The September release of Black Authors, 1556-1922: Imprints from the Library Company of Philadelphia includes Louis Hughes’ heart-pounding and heart-wrenching autobiography as well as several works of fiction by prolific author Sutton Elbert Griggs.
Thirty Years a Slave: From Bondage to Freedom: The Institution of Slavery as Seen on the Plantation and in the Home of the Planter (1897)
By Louis Hughes
In 1832, Louis Hughes was born a slave on a plantation near Charlottesville, Virginia. Writing of his early life, Hughes quickly captures his readers’ attention:
My father was a white man and my mother a negress, the slave of one John Martin. I was a mere child, probably not more than six years of age, as I remember, when my mother, two brothers and myself were sold to Dr. Louis, a practicing physician in the village of Scottsville.
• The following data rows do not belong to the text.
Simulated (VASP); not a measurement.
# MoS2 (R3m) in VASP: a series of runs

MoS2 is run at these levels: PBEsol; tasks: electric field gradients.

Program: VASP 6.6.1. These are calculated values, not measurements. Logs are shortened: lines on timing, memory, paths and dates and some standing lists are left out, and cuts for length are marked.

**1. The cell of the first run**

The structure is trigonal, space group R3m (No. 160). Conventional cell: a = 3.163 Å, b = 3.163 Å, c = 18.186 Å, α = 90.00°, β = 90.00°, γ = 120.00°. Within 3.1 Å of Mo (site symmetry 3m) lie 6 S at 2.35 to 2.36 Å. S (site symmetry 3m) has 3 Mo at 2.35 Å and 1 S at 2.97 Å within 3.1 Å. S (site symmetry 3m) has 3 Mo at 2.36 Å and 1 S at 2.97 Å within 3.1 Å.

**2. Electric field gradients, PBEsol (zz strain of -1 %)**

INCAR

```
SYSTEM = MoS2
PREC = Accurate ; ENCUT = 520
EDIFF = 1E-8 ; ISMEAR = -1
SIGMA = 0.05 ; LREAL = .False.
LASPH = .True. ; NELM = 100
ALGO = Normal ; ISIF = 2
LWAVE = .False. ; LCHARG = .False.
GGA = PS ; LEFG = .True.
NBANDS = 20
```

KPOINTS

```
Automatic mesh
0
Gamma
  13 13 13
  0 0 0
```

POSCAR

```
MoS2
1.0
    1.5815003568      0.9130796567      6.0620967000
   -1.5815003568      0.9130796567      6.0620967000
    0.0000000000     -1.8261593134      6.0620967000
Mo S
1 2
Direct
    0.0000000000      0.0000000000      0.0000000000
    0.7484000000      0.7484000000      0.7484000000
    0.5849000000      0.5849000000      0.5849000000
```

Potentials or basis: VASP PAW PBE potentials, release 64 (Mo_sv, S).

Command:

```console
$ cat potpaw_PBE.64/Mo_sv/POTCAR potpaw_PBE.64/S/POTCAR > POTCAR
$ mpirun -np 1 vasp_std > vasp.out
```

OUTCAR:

After the doctor’s death, the family is again sold and eventually separated. Hughes writes movingly about the last time he saw his mother:
…she bade me good-bye with tears in her eyes, saying: “My son, be a good boy; be polite to every one, and always behave yourself properly.” It was sad to her to part with me, though she did not know that she was never to see me again, for my master had said nothing to her regarding his purpose and she only thought, as I did, that I was hired to work on the canal-boat, and that she should see me occasionally. But alas! We never met again. I can see her form still as when she bade me good-bye. That parting I can never forget.